A possible US fine of $5bn-$12bn or more has hit the pause button on any further sale of the government’s huge holding in embattled lender RBS, two top officials told MPs yesterday.
The boss of UKFI – the organisation charged with advising government on the sale of assets picked up during the financial crisis – said there was too much uncertainty to make a call on when RBS’ share price would be at a suitable level to sell the stock.
Appearing before the influential Treasury Select Committee, UKFI chief exec Oliver Holbourn pointed to the looming fine from the US Department of Justice (DoJ) for mis-selling mortgage-backed securities, as well as questions surrounding the sale of Williams & Glyn, as two critical reasons why it could not give an indication of when the shares could be shed.
“We are now back, unfortunately, in wait and see mode until these issues are resolved,” Holbourn said.
Yesterday’s hearing comes almost two months to the day after it was revealed Deutsche Bank’s DoJ fine, which focuses on the same issue as RBS’, could be as high as $14bn (£11.2bn).
The size of Deutsche Bank’s fine sent its share price on a downward spiral, particularly after it was reported German Chancellor Angela Merkel would not be willing to offer state assistance. Deutsche’s shares have since recovered, however.
James Leigh-Pemberton, chairman of UKFI, told the MPs yesterday that the size of RBS’ fine was still up in the air, saying there had been speculation that it could be $5bn, $12bn or even more.

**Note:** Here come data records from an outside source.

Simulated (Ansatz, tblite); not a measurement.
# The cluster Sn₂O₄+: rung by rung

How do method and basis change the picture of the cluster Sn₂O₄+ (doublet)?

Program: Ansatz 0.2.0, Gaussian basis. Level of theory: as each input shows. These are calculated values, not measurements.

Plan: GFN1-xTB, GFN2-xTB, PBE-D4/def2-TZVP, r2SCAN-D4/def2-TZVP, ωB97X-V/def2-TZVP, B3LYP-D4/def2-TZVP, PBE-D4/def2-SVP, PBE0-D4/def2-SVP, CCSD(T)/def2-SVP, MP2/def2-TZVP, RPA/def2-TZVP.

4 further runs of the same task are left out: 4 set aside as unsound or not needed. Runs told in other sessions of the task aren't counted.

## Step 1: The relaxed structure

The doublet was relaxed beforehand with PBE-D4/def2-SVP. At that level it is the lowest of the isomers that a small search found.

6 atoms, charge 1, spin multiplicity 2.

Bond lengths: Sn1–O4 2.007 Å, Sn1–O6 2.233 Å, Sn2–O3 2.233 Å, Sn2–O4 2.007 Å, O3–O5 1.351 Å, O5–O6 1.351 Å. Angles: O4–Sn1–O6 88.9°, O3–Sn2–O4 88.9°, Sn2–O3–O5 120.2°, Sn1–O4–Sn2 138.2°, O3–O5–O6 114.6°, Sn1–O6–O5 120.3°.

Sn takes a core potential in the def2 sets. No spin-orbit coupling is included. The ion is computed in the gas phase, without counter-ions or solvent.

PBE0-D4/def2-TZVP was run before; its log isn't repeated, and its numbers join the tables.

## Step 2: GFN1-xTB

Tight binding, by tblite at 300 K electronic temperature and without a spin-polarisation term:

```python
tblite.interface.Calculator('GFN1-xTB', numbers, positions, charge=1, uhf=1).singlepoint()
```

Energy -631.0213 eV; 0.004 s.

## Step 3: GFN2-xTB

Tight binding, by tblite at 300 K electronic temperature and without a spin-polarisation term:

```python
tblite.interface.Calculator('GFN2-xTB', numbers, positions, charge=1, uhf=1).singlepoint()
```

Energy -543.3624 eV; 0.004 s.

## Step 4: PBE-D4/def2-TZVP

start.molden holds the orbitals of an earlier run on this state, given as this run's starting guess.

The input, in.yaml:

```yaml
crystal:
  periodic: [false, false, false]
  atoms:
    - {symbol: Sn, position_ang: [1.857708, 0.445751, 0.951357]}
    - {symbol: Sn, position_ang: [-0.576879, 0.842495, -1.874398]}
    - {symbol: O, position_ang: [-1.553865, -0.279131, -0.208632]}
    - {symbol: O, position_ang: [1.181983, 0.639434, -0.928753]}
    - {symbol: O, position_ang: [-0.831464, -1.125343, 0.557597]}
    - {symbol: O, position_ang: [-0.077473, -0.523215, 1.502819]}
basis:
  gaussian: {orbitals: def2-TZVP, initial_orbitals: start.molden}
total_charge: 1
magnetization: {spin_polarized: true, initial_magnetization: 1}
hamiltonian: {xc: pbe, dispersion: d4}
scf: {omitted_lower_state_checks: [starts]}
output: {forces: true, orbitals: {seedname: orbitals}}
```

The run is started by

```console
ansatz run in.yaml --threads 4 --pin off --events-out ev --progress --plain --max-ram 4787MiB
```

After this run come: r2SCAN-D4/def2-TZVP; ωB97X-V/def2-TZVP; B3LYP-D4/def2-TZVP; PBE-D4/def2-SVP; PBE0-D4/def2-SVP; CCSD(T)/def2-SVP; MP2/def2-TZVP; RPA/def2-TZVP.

The grilling also came less than a month after RBS released its third quarter results, revealing not only an almost £500m loss but also that it did not expect to be able to divest of Williams & Glyn in time to meet the end of 2017 deadline it had been given as part of its state bailout deal.
However, the committee members seemed unimpressed with the reasons given, with Tory Jacob Rees-Mogg noting the factors listed may well have already been priced in by the market.
“This seems to me to be a constant argument for doing nothing,” Rees-Mogg said.
In contrast to the 73 per cent state owned RBS, chancellor Philip Hammond announced last month the government was preparing to sell its remaining stake in Lloyds.
The Treasury shed part of its original 78 per cent holding in RBS last summer, opting to sell at 330p per share, a significant discount on the roughly 500p per share the stake was originally purchased for.
RBS’ shares, which closed down 1.9 per cent at 208.4p yesterday, have lost almost a third of their value over the course of the last 12 months.